*This dates Registry from 1758, briefly writes about the history of the Black Church in America. This institution which was the first source of land ownership for slaves in America (with the human character of black people) is viewed as the reason and savior of oppressed African people in the United States. During the decades of slavery in America, slave associations were a constant source of concern to slave owners. For many members of white society, Black religious meetings symbolized the ultimate threat to white existence. Nevertheless, African slaves established and relied heavily on their churches. Religion offered a means of catharsis... Africans retained their faith in God and found refuge in their churches. However, white society was not always willing to accept the involvement of slaves in Christianity. As one slave recounted "the white folks would come in when the colored people would have prayer meeting, and whip every one of them. Most of them thought that when colored people were praying it was against them”...
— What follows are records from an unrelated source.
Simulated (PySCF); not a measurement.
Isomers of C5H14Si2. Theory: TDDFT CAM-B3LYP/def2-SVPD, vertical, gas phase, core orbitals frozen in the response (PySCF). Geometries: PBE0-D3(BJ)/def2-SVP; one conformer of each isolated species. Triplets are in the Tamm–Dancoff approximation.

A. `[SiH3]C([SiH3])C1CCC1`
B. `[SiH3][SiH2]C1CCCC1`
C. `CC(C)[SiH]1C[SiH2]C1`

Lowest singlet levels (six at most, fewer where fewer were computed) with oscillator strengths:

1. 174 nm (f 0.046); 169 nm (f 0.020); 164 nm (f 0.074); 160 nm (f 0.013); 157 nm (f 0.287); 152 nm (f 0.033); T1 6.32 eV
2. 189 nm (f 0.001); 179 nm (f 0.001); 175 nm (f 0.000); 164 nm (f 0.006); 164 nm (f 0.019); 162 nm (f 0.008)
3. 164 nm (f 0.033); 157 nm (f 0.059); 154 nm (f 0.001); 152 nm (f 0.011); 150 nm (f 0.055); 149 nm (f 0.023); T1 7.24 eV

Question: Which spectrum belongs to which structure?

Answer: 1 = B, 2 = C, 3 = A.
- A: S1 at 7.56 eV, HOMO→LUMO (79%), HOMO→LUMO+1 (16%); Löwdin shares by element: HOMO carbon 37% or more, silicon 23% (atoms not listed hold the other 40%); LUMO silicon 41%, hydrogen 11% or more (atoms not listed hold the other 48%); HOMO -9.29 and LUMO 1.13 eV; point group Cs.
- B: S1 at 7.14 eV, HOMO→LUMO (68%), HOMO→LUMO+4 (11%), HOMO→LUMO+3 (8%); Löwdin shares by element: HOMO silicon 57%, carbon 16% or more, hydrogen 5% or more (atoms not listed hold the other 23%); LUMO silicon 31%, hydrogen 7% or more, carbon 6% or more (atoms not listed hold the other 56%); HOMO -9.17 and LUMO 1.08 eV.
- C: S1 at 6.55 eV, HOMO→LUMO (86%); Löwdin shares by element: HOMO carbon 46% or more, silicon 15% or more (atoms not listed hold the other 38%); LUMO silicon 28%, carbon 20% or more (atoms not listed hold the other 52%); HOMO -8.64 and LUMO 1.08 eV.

In essence, the term "the Black Church" is a misnomer. It implies that all Black churches share or have shared the same aspirations and strategies for creating cohesive African-American communities. This is not true, and there were numerous differences found among Black communities which were reflected within their community churches. Black communities differed from region to region. They were divided along social lines, composed of persons from different economic levels, and maintained varying political philosophies. Black communities in the inner cities of the United States have traditionally differed from those in rural areas, etc. In The Negro Church in America, the sociologist E. Franklin Frazier noted, "Methodist and Baptist denominations were separate church organizations based upon distinctions of color and what were considered standards of civilized behavior...
Services: With the division of congregations came the development of a distinct religious observance combining elements of African ritual, slave emotionalism, southern suffering, and individual eloquence. Working-class Baptist and Methodist church services fused African and European forms of religious expression to produce a unique version of worship that reflected the anguish, pain, and occasional elation of nineteenth-century black life in the United States. Such services usually involved a devotional prayer provided by a leading member of the church, singing by the congregation and choir, and the minister's sermon. The prayer would request a powerful God to ease the earthly burden of the congregation and would be enhanced by the congregation's response, an expression of agreement with the words "Yes, Lord," "Have mercy, Lord," and "Amen."
After the prayer the congregation typically showed their devotion through song. Even if a formal choir existed, all the members of the congregation would be expected to participate. Occasionally an individual member outside the choir would stand up and lead the house in song. By the turn of the century, most southern black church choirs had assumed the responsibility for presenting the hymns, but the "call and response" tradition continues today.
The third element in a classic black service was the minister's sermon. Building on the long tradition of slave preachers and "exhorters," many ministers employed all the drama and poetry at their command, injecting vivid imagery and analogy into their biblical accounts conveying understanding of the rewards of righteousness and the wages of sin. Not every minister was capable of eliciting such a response. But those ministers who did avoid "emotion without substance" and stirred their congregations to strive for a more profound faith and more righteous way of living in a world of adversity provided spiritual guidance for a people whose faith and capacity for forgiveness was tested daily. For these people the black church was indeed "a rock in a weary land.
Nineteenth-century black churches ministered to the needs of the soul and served a host of secular functions, which placed them squarely in the center of black social life...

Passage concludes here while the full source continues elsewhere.